ATMs unsafe: security experts

  • 2008-10-01
  • By Justinas Vainilavicius
VILNIUS - Credit card crime is on the rise due to inadequate ATM security, experts in the industry say. More than 30 percent of ATMs in Lithuania do not have modern security devices installed.
Banks need to spend more than they are now to ensure safety for users of their automated teller machines, security experts said.

"Installing a security system that meets EMV standards is expensive, so banks tend to save money on this issue," a representative of ATM security company BS/2, Martynas Zilionis, said. EMV refers to a card security system that utilizes a computer chip embedded in the card.
Some banks have responded that they are working on upgrading their ATMs.
"Swedbank makes all possible efforts to make sure that their ATMs meet EMV standards. We accept and investigate all the complaints including those about ATM crimes we get from our clients. Also all the machines are insured," said Swedbank spokesperson Orinta Barkauskaite.

Audrone Narkauskiene, cards department director at SEB, Lithuania's largest commercial bank, told The Baltic Times: "Almost all of SEB's ATM have already adopted EMV standards. As far as we are concerned other banks in Lithuania are solving this problem rapidly as well, so we believe that by 2010 all the ATMs in Lithuania will be secure."
Independent research shows that ATM crime is on the rise. Lithuania has not fully adopted the EMV security standards.

"ATM criminals are most active in the countries that have not adopted the EMV security standards," Lachlan Gunn, the coordinator of the non-governmental European ATM Security Team (EAST), said in a press conference held last week. However, Gunn told the news portal Delfi that Lithuania is showing progress in installing ATM security standards.

Until last year ATM crimes were not widespread, but criminals have developed new technology to steal money, though they use more primitive techniques as well.
"Criminals attach a specific device to the ATM, which skims the card's information, such as PIN codes. Or they just steal the whole machine," Zilionis said. He also mentioned that based on the police report, there were 13 cases of ATM-related crimes this year and the most recent was committed last week, when a Swedbank ATM was dragged away in Garliava, near Kaunas. It is not the first time an ATM has been stolen. Police have not been able to solve any cases of ATM theft.

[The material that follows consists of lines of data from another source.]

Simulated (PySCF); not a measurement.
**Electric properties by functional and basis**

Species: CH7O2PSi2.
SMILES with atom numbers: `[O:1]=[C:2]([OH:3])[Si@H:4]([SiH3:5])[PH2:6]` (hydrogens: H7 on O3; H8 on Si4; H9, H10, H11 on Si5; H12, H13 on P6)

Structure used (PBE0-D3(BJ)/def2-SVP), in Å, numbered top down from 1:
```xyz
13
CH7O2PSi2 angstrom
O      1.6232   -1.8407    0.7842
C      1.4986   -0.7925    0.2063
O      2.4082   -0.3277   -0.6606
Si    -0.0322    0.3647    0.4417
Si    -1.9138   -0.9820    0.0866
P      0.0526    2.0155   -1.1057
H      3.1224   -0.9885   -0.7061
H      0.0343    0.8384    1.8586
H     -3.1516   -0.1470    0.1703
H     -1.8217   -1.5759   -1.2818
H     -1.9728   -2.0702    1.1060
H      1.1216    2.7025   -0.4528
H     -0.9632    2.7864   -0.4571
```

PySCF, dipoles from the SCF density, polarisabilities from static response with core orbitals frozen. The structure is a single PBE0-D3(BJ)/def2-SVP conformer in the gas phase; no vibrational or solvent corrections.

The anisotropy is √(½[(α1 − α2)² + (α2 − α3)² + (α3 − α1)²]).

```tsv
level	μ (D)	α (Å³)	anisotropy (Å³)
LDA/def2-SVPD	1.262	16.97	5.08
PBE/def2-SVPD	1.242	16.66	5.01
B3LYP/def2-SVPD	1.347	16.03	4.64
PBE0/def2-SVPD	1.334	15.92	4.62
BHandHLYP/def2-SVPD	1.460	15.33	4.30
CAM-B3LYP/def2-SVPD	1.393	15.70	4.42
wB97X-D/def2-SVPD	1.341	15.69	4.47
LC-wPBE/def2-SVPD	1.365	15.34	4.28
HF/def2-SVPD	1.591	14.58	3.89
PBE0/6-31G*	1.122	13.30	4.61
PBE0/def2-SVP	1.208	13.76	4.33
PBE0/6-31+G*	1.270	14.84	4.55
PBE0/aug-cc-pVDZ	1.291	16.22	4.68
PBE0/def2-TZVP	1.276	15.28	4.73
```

Last year, based on the EAST report, the stolen payment card data, ATM robberies and similar crime resulted in 439 million euros in losses to European financial institutions, 43 percent more than in 2006. There has been no official data released on damages that Lithuanian banks and their clients suffered as a result of theft from ATMs.
The theft of credit card information used in an otherwise legitimate transaction is known as card skimming. A criminal can procure a credit card number by photocopying receipts or using a small electronic device to swipe card numbers. 

There are currently about 1,400 ATMs in Lithuania.